RD: So, that happened on the 4th of July in 1939.

MM: You'll never forget that 4th of July?

RD: No. Then my dad, why then he had no house, but he had a brand new barn he had built two years before that. But he lost the land to the Federal Land Bank and our neighbor bought it, the whole section. We had nice land. He bought it, I think for $3000, 'cause I talked to him lately here before he died. He was 97 years, the neighbor. He was one of the Sein boys, Raymond Sein. There was some Sein's over there by Strasburg and Linton too. Well, they were brothers. When I got up in life and was in business when I met him one day over at the wife's uncle on a Sunday afternoon. He was a widower. I said, "Say, I like to buy that land back that you bought for $3000. I would like to invest some money." I said, "I'll give you $200 an acre." And he says, "No, it's not for sale. I am not gonna sell it, I'm gonna give it to the grandchildren." And that's what they got, too. They got it today.

MM: Interesting. When you look back Ralph, to those early years and think about.... You know, your folks came over as immigrants and settled there in this part of North Dakota and speaking no English and then raising a family, what do you think of their life?

RD: Well, I think it was tough. I think it was really tough. I just sometimes think to myself, how in the world did they do it? How they do it? The way we live today, our life style and the way they had to go through. We got a good touch of it there in our early days, when we were young. And then, the way we live today and how they lived and they were happy people too. They were happy people. And then you can imagine when a man loses his wife and has seven children all under the age of 15, that was pretty darn tough. The girls were only nine and seven. There was no cooking. We sometimes..., oh, we suffered. We had nothing in the house to eat, nothing.

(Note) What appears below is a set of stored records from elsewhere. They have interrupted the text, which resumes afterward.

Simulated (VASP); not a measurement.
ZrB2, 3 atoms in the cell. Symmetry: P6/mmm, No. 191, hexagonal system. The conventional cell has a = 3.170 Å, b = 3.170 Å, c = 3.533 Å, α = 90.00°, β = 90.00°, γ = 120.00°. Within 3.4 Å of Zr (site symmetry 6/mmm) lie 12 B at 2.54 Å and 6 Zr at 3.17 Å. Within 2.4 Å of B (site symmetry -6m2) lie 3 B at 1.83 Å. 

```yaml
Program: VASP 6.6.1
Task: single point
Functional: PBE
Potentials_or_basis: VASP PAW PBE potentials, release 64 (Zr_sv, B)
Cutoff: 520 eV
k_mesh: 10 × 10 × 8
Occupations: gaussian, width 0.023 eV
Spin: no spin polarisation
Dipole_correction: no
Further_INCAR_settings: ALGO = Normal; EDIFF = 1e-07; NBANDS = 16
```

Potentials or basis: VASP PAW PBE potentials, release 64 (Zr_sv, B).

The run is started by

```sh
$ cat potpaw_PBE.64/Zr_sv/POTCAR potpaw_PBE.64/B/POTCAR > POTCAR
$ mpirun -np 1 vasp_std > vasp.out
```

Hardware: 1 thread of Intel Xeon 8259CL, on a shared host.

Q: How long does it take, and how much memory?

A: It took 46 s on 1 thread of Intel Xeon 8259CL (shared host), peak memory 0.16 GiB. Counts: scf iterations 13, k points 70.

MM: So, who took over as the mother?

RD: Well, we had.... When it came to baking bread, they all baked their own bread those days. We just put the flour in and then our neighbor, you take like Mr. Elias Volk, his wife, she baked bread for us and they had nine children. And then another, my aunt, she washed for us. So, they were quite.... They helped each other those days. They worked together in the fall, worked together [when] anybody needed help. Or when the butcher time came in November, Saint's Day and All Soul's Day, after that, they started butchering and they helped each other. And they didn't butcher two pigs, they all had 'em set up to do about nine, ten. And for one reason I don't know to this day, why they didn't butcher beef? We had beef. We had cattle, but they didn't butcher any beef. Then finally, the store keeper in Raleigh, Mr. Reihl, he came out and start peddling meat in the morning. On Saturday morning, when real cool before the sun came up and they would buy 5-10 pounds then for Sundays. That's what they bought, but that's the way it was.

MM: So, your father never remarried then?

RD: No, my father never remarried. I think one reason.... We sometimes, us kids thought that..., we wished he would have remarried. But when we think it now and talk about it, why we could see why he didn't. Because he couldn't read or write. Things were getting more..., had to know something. Then of course, he started living with us as we got married off. Then he lived with this guy, he lived with me nine years. Then my sister Rose, her husband died young in '51, then he lived with her.

MM: Yah, that life there in Grant County had some tough times, but you always have to think of the good times too.

RD: Yah. Well, there wasn't too many good times in those years. In the 30's, there was no such thing. Then in 1941, we lived up here then. I had a job and things went pretty good. They started going, going, and [got] way better than we did on the farm. Well, I wasn't a farmer so....

MM: Do you still read and write German?

RD: Well, I can. It depends on how it's written. I can't read it in writing. I can read it, but it takes me about an hour to go over it and over it and then I pick out the words. But in typing, I can read some of it.

MM: Did you learn the old German script too?

RD: Yah, the real old German. Yah, I get some letters from Germany since we've been over there and I can make out what they say. Then some people call on me too, like they can't read it. Like she has an uncle, he called me, he got a letter. I go over to try to. I can make it out what they are meaning or what they are writing.

MM: So, you have correspondence then from family in Germany?

RD: Oh, yah. Yes, every Christmas.

MM: Has anyone come over here to visit?

RD: Yah. Well in fact, that's what made us go over there. My wife's mother's cousin, Volk is their name and he was here. Zachias Volk, they came over and then they kind of talked, we to come over and visit them. So, we did go over there. We flew over there and....

MM: And you raised how many children, Ralph?

RD: My own?

MM: Your own family.

RD: Four, three girls and one boy.

MM: And they are living here in Bismarck-Mandan?

RD: No. My boy died. He died, he was 41 years old. He was quite an athlete's man here in St. Mary's. And in all sports. he was very good.

MM: What was his name?

RD: John.

MM: John Dressler?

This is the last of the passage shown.